IntersectMBO / ouroboros-consensus

Implementation of a Consensus Layer for the Ouroboros family of protocols
https://ouroboros-consensus.cardano.intersectmbo.org
Apache License 2.0
29 stars 21 forks source link

The Big Decontamination Plan #386

Open edsko opened 4 years ago

edsko commented 4 years ago

This would be quite a large refactoring, but it would simplify a large part of the codebase, and means that going forward we can forget about EBBs entirely.

If we didn't care about preserving history, we could have rewritten the existing chain, rewriting nothing but the prev-hashes of every block, skipping any EBBs. We do want to preserve history, and so we cannot do this, but we can do the next best thing: we can introduce a hashmap mapping the hash of every EBB to its predecessor. This way we can do a local translation (in the HasHeader instance for ByronBlock) so that if we have blocks A - EBB - B, we rewrite the prev-hash of B on the fly to be A rather than the EBB. Now we can pretend EBBs don't exist, we don't store them, we don't send them, we have no SlotNo clashes, we have no BlockNo clashes, soooo many things in the consensus layer and storage layer could be made simpler, at the cost of one static value and HasHeader instance for a block type that is anyway no longer going to be used.

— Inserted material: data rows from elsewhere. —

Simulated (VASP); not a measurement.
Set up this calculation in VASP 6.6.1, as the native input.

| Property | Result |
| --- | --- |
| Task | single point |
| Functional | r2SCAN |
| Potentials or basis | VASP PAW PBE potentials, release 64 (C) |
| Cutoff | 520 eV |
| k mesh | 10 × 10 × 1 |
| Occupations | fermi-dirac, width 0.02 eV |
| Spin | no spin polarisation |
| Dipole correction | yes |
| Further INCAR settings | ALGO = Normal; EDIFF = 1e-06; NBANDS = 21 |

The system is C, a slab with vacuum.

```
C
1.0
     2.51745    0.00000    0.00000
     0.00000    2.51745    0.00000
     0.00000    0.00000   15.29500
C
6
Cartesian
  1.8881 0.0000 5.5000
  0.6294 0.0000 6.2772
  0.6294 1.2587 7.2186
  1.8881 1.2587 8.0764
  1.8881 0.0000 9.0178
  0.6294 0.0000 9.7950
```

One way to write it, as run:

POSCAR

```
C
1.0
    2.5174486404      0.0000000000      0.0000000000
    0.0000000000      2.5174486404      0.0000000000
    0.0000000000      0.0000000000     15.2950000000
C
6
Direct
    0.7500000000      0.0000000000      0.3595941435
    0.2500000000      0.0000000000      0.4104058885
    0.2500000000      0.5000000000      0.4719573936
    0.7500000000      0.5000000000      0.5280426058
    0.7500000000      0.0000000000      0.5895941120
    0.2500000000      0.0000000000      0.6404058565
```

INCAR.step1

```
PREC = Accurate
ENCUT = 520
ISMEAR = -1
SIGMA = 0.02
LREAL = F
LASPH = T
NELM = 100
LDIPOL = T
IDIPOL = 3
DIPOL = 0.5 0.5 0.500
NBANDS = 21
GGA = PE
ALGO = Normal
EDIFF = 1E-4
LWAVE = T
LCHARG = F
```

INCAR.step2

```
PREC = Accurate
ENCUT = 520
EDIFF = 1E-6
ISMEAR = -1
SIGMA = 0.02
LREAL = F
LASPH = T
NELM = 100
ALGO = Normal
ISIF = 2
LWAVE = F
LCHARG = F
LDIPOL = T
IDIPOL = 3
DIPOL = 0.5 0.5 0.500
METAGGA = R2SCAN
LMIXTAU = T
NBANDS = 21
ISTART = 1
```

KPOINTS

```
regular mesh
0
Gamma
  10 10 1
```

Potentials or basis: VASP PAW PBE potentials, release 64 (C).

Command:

mrBliss commented 4 years ago

Possible plan:

To transition to an EBB-free chain, there will need to be a transition period in which we are both able to serve an EBB-contaminated chain and an EBB-free chain. Old Byron nodes (NodeToNodeV1/2 and NodeToClientV2) still expect EBBs and that's what they'll get. However, new Byron-to-Shelley nodes (NodeToNodeV3 and NodeToClient3) should not receive EBBs anymore. Once we have switched to Shelley, we will know that only nodes that are capable of handling an EBB-free chain are active, after which we can start making more invasive changes to get rid of EBBs once and for all. E.g., migrate the database, remove all EBB-related edge cases, etc.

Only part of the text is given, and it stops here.